Thursday, November 06, 2008

Fable 18: Accipiter Columbam Insequens

Here's the next fable with a kind of running commentary that is not entirely possible within the confines of the forthcoming book from Bolchazy-Carducci. This will be Fable 18 in the book: De Accipitre Columbam Insequente. For more information Fable about this fable, see the Discussion Forum for this fable at the Aesopus Ning.
Cum Accipiter Columbam praecipiti insequeretur volatu, villam quandam ingressus, a Rustico captus est, quem blande, ut se dimitteret, obsecrabat. “Non etenim te laesi,” dixit. Cui Rusticus: “Nec haec te laeserat.”
Cum Accipiter
= As usual, we meet one of the main characters in the fable right away: the hawk.

Columbam praecipiti insequeretur volatu,
= The subjunctive, introduced by cum, gives causal background information as to why the hawk was caught; the deponent verb insequeretur is transitive and takes a direct object in the accusative. The ablative phrase wraps around the verb.

villam quandam ingressus,
= The deponent participle ingressus is transitive and takes a direct object in the accusative.

a Rustico captus est,
= Now we meet the other main character of the story: the "rustic" man, or peasant.

quem blande,
= The relative pronoun, in the accusative case, refers back to the peasant in the previous clause.

ut se dimitteret, obsecrabat
= The ut clause expresses the wish expressed by the hawk: he implored the man to let him go. The reflexive pronoun refers to the subject of the main verb, the hawk.

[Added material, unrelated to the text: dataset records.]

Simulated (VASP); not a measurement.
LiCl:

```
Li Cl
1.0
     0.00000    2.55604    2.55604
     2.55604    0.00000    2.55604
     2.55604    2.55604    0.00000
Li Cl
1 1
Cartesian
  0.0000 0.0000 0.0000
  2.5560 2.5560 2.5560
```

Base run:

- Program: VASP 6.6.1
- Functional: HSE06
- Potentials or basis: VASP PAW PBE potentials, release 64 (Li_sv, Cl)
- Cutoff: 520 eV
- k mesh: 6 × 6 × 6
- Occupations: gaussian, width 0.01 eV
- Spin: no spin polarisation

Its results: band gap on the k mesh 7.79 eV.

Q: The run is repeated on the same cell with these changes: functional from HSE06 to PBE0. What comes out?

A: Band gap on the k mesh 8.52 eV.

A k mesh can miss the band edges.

“Non etenim te laesi,” dixit.
= The postpositive particle is in second position, as you would expect. The hawk is speaking, and the pronoun te refers to the man who is holding the hawk captive.

Cui Rusticus:
= The referent of the relative pronoun is the hawk, with an implied verb of speaking: cui (accipitri) rusticus (inquit).

“Nec haec te laeserat.”
= The feminine pronoun refers to the dove (feminine noun). Since it is the man who is speaking, the pronoun "you" refers to the hawk he holds captive. You can replace the word nec with the words et non, if that helps to clarify the meaning for you: et haec (columba) te non laeserat.